It was during his graduate work the Peter met his wife Pamela, a violinist. They appeared in duo-recitals all over the Midwest and have now settled in Minneapolis, Minnesota where Pamela is a member of the Minnesota Orchestra and Peter is a member of the Sylmar Chamber Ensemble. He also continues to tour as a soloist, both in the United States and Europe. 

PROGRAM

1 Schön Rosmarin -- Fritz Kreisler 2:32
2 Liebesleid -- Fritz Kreisler 3:49
3 Csardas -- Vittorio Monti 5:44
4 Liebesfreud -- Fritz Kreisler 4:04
5 Sonata in D Major -- Jean-Marie Leclair 11:08
6 Introduction and Rondo Capriccioso -- Camille Saint-Saens 10:36
7 I Dream of Jeanie -- Stephen Foster, Arr. Barrett Kalellis 3:35
8 Praedudium and Allegro -- Fritz Kreisler 5:52
9 Meditation from "Thais" -- Jules Massenet 5:25
10 Tambourin Chinois Op. 3 -- Fritz Kreisler 3:53

© 1991 MJA Productions
Produced by MJA Productions Sound Engineer: Russ Borud
Tape Editors : Michael Antonello & Russ Borud
Recorded at House of Hope Presbyterian Church St. Paul, MN May 1991
Reprinted 2004 Michael J. Anronello & Associates, Ltd.
All Rights Reserved

STRADIVARIUS & STEINWAY II

ABOUT THE VIOLINIST

Michael Antonello aspired to a musical career as a youngster and received excellent training in Minneapolis with Mary West, a nationally recognized violin teacher. He later studied at the Curtis Institute of Music in Philadelphia, and at Indiana University with Franco Gulli. Five to six hours of practice daily during these years helped him establish a firm technical foundation that later served him well during lapses in his music career.

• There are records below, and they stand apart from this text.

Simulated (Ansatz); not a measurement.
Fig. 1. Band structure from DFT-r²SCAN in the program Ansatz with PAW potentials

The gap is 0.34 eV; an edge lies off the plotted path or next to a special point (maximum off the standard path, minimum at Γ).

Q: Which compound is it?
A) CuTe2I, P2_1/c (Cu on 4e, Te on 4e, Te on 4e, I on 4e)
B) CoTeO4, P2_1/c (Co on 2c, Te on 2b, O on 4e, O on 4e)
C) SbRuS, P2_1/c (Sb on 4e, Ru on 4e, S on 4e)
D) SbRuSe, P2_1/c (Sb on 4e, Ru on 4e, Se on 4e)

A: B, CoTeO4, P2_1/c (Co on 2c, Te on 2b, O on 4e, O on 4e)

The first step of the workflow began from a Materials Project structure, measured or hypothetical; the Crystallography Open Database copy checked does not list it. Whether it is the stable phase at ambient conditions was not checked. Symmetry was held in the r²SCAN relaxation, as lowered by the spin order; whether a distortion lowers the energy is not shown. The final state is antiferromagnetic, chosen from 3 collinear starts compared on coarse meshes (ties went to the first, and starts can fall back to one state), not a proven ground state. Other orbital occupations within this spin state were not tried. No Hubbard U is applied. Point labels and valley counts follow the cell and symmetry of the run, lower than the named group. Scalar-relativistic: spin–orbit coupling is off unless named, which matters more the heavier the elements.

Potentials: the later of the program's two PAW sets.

Michael Antonello is also a nationally recognized leader in the insurance business. The year this recording was made (1992) he was the second leading agent in the world for Sun Life of Canada, one of the largest insurance companies in North America. He qualifies almost every year for the Top of the Table, a group composed of the top 3% of the most productive agents in the world. In 1990 Michael and his wife Jean were the main platform speakers for this prestigious organization.

How have these two careers been reconciled? As Antonello explains, “The art of selling is much akin to the process of making music and includes the many nuances and moods of music. A salesman’s job is to read the hearts of people and to discern what is important to them. A great salesman will find a way to support and nurture people in the things they care about and help them deal with the pain that confronts them. Selling the product sim- ply results from meeting human needs and building meaningful relationships. Isn't this like music? Isn't this what music does? Here is a man, violin in hand, deeply committed to reaching into his listeners’ hearts with beauty and hope and caring, attempting to discern their feelings and meet their needs.”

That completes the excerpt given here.